Even shift distribution
What it means
Over the scheduling period, morning, afternoon, and night assignments should be distributed as evenly as possible across all employees. The engine calculates a fair share for each shift type and penalizes deviations from that target.
Why it exists
Even if the hard core shift balance constraint ensures no single employee is overloaded on one shift type, it does not guarantee fairness across the team. One employee could have 7 mornings while another has 5, both within the hard limit. This soft constraint pushes the optimizer toward equal distribution across the whole team.
How the penalty is calculated
For each core shift type, the engine computes the total number of slots across the period and divides by the number of employees to get a target per person. For each employee, it measures the absolute deviation from that target and multiplies by the weight.

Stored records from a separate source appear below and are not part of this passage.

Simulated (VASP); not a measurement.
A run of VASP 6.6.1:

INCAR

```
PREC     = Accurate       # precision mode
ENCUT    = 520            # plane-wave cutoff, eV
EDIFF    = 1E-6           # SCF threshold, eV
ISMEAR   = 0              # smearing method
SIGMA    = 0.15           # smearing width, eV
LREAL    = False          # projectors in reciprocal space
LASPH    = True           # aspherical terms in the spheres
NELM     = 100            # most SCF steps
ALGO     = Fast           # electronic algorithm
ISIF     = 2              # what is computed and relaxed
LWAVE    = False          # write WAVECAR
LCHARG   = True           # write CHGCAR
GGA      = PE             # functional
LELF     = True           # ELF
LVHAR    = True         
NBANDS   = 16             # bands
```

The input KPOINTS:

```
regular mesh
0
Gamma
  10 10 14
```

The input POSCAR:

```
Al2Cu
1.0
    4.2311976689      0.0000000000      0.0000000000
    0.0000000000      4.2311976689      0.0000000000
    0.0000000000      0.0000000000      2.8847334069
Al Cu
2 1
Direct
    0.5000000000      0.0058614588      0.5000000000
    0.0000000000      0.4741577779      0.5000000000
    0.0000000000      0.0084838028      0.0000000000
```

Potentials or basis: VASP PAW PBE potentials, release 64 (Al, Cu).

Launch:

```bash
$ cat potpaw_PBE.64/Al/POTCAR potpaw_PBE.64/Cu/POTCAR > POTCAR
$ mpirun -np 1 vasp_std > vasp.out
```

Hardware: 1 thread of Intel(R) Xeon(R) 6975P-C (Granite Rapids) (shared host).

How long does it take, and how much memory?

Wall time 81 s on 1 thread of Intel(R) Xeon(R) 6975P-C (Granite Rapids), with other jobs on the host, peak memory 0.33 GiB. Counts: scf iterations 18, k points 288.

Example: if the morning target is 7 per person and one employee has 9, their deviation is 2. That contributes 2 × 10 = 20 to the total penalty.
Example
Suppose a 30-day period has 22 morning slots to fill across 5 employees. The target is roughly 4 per person. A roster where counts are 4-4-4-5-5 scores better than one where counts are 3-3-4-6-6, even though both satisfy the hard balance constraint.
Parameters
| Parameter | Default | Description |
|---|---|---|
W_SHIFT_BALANCE |
10 |
Penalty weight per unit of deviation from fair share |
Interaction with other constraints
This constraint works alongside prior-month history bias. History bias nudges assignments away from shifts an employee already worked heavily last month, while shift balance nudges toward equal counts this month. Both contribute to the same penalty total.